As part of a six-year legal battle with the U.S. Forest Service, Gardner, 62, was convicted on two counts of federal trespassing and prosecutors have vowed to seek jail time in the sentencing hearing scheduled for Feb. 21.

Gardner was raised in the valley nestled at the foot of the Ruby Mountains and lives in the same house where he grew up.

It is a quiet valley where "neighbor" refers to people living up to 50 miles away and calving season is as easily defined as autumn or spring.

Most can explain exactly why they believe in God and just as surely tell you why they distrust the Forest Service and Bureau of Land Management.

Stories circulate of offenses committed by federal agencies to ranchers in neighboring valleys and states but few cases have reached the level of Gardner's.

When Gardner was young, there were five elementary schools scattered throughout the valley, so there was a school easily accessible to all the children.

Gardner remembers a year when he was one of only two students attending his school in south Ruby Valley.

After the eighth grade, students were - and still are - sent either to Elko or Wells, 60 to 90 miles away, to attend high school.

In Gardner's time, students went to town at the beginning of the year and came home around Christmas, then went back.

Now, when students complete their eight years at the three-room Ruby Valley School, they traditionally car pool to school on Monday mornings, stay with families in town, then return home for the weekends.

However, Gardner and his wife, Bertha, decided to home school their four children rather than send them away from home to attend high school.

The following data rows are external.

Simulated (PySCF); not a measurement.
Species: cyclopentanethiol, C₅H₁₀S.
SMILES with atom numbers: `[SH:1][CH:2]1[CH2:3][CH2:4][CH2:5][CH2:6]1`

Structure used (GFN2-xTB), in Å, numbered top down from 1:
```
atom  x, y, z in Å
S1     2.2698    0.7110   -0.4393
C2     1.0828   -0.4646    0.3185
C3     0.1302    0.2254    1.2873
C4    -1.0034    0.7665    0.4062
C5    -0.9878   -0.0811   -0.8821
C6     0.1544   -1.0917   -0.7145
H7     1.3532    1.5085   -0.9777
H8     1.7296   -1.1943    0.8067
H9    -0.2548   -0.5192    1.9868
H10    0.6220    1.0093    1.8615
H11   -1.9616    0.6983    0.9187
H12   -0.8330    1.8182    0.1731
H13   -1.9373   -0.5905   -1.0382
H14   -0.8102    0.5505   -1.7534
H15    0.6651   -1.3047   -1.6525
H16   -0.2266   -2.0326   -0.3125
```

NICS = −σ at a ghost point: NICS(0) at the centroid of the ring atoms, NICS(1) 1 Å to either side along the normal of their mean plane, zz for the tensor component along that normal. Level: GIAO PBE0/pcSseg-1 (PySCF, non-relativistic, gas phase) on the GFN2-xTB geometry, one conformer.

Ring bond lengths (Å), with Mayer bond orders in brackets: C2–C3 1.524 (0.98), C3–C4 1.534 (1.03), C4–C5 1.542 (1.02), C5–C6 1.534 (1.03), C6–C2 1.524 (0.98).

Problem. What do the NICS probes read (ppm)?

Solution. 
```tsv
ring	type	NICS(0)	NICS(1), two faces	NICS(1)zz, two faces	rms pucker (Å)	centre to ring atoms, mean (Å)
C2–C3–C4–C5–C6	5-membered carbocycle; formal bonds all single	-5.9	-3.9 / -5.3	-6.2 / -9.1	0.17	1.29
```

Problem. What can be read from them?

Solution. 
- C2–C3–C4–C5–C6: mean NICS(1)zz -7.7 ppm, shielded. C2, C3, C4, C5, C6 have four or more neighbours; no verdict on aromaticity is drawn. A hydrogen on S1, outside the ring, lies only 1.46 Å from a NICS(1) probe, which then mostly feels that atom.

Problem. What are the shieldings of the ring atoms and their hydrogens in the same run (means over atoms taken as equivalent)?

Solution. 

"It was my experience that, for a lot of kids, being away from their parents at that age is not a good idea," Gardner said.

And for him, family has always been important.

"The greatest time of my life is when we were raising our family," Gardner said. "We like doing things together."

And mostly, they worked together.

"What else do you do on a ranch?" he asked.

Ranching is a way of life for most in Ruby Valley, a way of life they want to preserve.

But it is getting more and more difficult. Nevada ranchers are largely dependent on federally owned land, and restrictions on its use keep growing.

"One of the reasons we are able to compete in the arid West with those in the Midwest and East, where there is more abundance in rainfall, is that we have developed viable ranching operations through the use of public range," Gardner said. "Without use of the public range, overnight, the ranches are no longer economically viable. The agency people know this."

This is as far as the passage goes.